Brahms wrote four major works for the clarinet in the last decade of his life, all for the virtuoso soloist Richard Mühlfeld. Three are included here in a potentially useful combination given that the remaining (and, arguably, quintessential) work, the Clarinet Quintet Op.115, has usually been paired on disc with Mozart’s offering in the same genre. All these works are gloriously autumnal in feeling and should be in the collection of every Brahms-lover.

The Clarinet Trio is conventionally structured in four movements with the slow movement placed second and a third movement which has more the feel of intermezzo than scherzo. The cello part is important and this is a rather darker work than the Quintet. Nevertheless, the adagio is particularly glorious. Here it receives a very well played and enjoyable performance, lacking only the last degree of autumnal glow. Comparison with Thea King’s version for Hyperion with Clifford Benson and Karina Georgian is marginally in King’s favour; for example there is a greater feeling of wonder in the opening of the adagio than is present here. The just pre-digital Hyperion sound is inferior but certainly acceptable. A fine version by Bernard Pieterson and members of the Beaux Art Trio on a Philips Duo should also be considered.

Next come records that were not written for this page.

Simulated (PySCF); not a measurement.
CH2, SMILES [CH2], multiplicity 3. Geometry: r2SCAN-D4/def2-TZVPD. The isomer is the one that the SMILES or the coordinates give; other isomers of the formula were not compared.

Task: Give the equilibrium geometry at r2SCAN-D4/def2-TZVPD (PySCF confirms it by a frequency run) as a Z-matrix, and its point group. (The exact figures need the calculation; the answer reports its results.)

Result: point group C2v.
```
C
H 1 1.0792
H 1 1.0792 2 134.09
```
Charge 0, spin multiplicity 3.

In the clarinet sonatas there is also much fine playing – as one would expect from principals of the Berlin Philharmonic Orchestra (i.e. Steffens and Quandt). Plenty of refinement and complete technical assurance is on offer. These performances reinforced my view that these works are best heard in their original form rather than in the viola transcriptions that Brahms himself made to increase their accessibility. Incidentally he also transcribed them for violin but I have yet to come across the works in that form on disc. As in the Trio, the recorded sound is well-balanced and of high quality. The documentation is fulsome and given in English, German and French.

There is plenty of competition in the frequently recorded clarinet sonatas and choice is likely to be partly dictated by couplings. The present programme is apposite and generous, and the disc recommendable although not the last word on these great works.